I also learned how to appreciate good tooling while working on this project. Both static typing with ESLint and type checking with Flow helped me to ensure consistency in the codebase, fix tech debt and avoid mistakes to happen before they hit production. Prettier is also among these tools that were tremendously helpful.

As stated in the integration testing part, I really enjoy building nice tooling, but what I enjoyed perhaps the most here was to build very efficient and useful components. The sub-component (or compound components) pattern (see below) was perhaps one of my favorite component patterns.

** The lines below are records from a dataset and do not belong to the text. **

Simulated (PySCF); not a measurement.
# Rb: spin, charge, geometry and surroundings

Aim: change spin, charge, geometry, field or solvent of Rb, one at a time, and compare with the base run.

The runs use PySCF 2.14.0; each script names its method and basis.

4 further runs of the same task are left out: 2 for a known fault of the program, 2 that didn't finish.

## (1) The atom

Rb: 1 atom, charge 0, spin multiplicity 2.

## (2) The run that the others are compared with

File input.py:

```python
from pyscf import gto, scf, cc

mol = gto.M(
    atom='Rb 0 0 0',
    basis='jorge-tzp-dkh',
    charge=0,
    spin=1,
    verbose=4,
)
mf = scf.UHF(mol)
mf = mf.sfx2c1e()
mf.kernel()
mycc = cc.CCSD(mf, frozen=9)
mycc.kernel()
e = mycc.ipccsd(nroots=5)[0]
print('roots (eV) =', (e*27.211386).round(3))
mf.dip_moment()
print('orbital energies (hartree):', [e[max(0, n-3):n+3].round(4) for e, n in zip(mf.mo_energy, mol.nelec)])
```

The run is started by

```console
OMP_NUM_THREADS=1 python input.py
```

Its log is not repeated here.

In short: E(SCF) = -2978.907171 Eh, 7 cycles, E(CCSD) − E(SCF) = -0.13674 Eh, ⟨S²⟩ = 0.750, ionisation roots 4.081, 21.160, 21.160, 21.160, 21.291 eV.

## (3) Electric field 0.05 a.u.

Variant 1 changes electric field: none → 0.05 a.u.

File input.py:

The tools and method used on this project inspired me to write about them on medium:

Challenges

Big Application

This is the first large scale project I got to work on. UCP contains more than 500 views, forms and lists and more than 100 different React components. Ensuring performance and scalability for all these views and components was definitely a priority and one of the biggest challenges. I think the following best describes the challenges UI engineers face on a daily basis with big projects:

In a tiny app, we can hardcode a lot of special cases to account for the above problems. But apps tend to grow. We want to be able to reuse, fork, and join parts of our code, and work on it collectively. We want to define clear boundaries between the pieces familiar to different people, and avoid making often-changing logic too rigid. How do we create abstractions that hide implementation details of a particular UI part? How do we avoid re-introducing the same problems that we just solved as our app grows? — Quote from The Elements of UI Engineering

Entreprise Software release cycle

There are only 2 big releases per year. Having good automation and test coverage was key to make sure no issues were pushed to productions. If any error made it to the final release, the customer had to wait for an entire month to get a patch.

Tech Debt

Given its size, it was easy for this UI project to carry a lot of tech debt. Addressing it was even more complicated due to the bi-annual release cycle, there was little to no margin for error when replacing or updating code.

Managing 2 different set of APIs and constructs

UCP supports both Swarm and Kubernetes. These 2 orchestrators have different APIs, but the frontend engineering team had to provide the same experience for both of them.